The whole "I graduated, I'm entitled to a job" sentiment must go away, or we will end up with an army of hungry homeless history, women-study, art, philosophy graduates.

3 comments

But it used to work that way.

A generation or two ago you had a bunch of guys with degrees in literature and art-history managing plants full guys with highschool diplomas. And they all were middle-class or higher.

The difference is now most job-seekers have a college degree, so just the mere fact of having a degree is no longer a differentiator.
They should learn skills that are desirable in the current economy. Not just programming, but also nursing, chemical engineering etc.
According to the BLS, the outlook for chemical engineers is only 4%, way below the average [1]. Other STEM fields, such as electrical engineering, are also in decline [2]. Software developers only increased by 19,000 jobs total. Students are graduating with the skills you list as desirable, but those skills aren't actually in demand.

[1] http://www.bls.gov/ooh/architecture-and-engineering/chemical... [2] http://www.computerworld.com/s/article/9245494/What_STEM_sho...

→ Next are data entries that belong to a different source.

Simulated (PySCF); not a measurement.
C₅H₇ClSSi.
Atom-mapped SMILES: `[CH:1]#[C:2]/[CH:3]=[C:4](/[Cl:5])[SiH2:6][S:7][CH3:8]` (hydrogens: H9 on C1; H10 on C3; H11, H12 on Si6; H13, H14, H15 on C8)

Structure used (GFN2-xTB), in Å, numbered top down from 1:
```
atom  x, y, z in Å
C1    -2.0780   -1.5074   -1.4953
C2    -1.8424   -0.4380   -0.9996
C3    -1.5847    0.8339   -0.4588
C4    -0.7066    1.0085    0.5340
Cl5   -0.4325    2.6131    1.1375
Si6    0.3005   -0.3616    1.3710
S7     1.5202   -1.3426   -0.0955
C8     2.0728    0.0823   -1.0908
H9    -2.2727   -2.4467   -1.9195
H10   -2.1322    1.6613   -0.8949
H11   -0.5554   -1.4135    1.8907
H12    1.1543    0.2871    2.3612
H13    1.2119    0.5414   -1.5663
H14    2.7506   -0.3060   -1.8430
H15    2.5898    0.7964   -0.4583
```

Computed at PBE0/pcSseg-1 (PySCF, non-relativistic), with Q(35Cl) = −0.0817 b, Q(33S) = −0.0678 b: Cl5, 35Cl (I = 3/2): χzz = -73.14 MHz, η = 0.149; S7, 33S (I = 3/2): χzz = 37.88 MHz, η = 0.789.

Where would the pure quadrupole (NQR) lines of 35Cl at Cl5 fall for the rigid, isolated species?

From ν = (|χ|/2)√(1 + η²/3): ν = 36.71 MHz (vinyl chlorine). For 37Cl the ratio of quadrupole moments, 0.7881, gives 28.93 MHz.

Yes, I was referring to the second link there, based on the more recent data:

"The number of employed software developers, the largest IT occupation segment, increased by only 1.75%, to 1.1 million, a gain of 19,000. The unemployment rate for developers last year was 2.7%, which is still elevated, according to Hira."

Software developers are doing well, especially compared with some other STEM professions, it's just not huge in absolute terms because there's only about 1.1 million software developer jobs overall. Good for us programmers, but not for STEM careers in general.

Under your own link "Software developers, systems software" has THE best combination of the salary, projected number of jobs, and projected growth rate.

Software developers are indeed in demand.

Nursing has topped, the industry lost jobs last year.
So what do you recommend they do? We can't all be programmers.
There are only a few options I see for them

1) Give up and work for a shitty job, until it gets automated, then go homeless and hope the government keeps them alive

2) Learn new marketable skills and get a job. You're right, we can't all be programmers, but we can be nurses, car mechanics, accountants, pilots, welders, plumbers, farmers, etc.

3) Start a small business. Many successful small businesses are literally as stupid as "buy wholesale, sell retail". Many have very low barriers to entry, like making ice cream.

Your number 2 is silly and it makes it hard for me to take you seriously. If those are the jobs you think students should go towards, which exactly are the dead end jobs you speak of?
All the jobs I listed, apart from nursing, are well paid.

Nursing is more for people who like to help/save other people, and it's a noble profession in my mind.

IIRC farming is notoriously underpaid, but I believe you are right about the rest.
Well, there is "working on a farm", which is not paid well.

And then there's growing things and selling them, which is usually very profitable, and lands you all kinds of government subsidies, depending on where you are and what you're growing.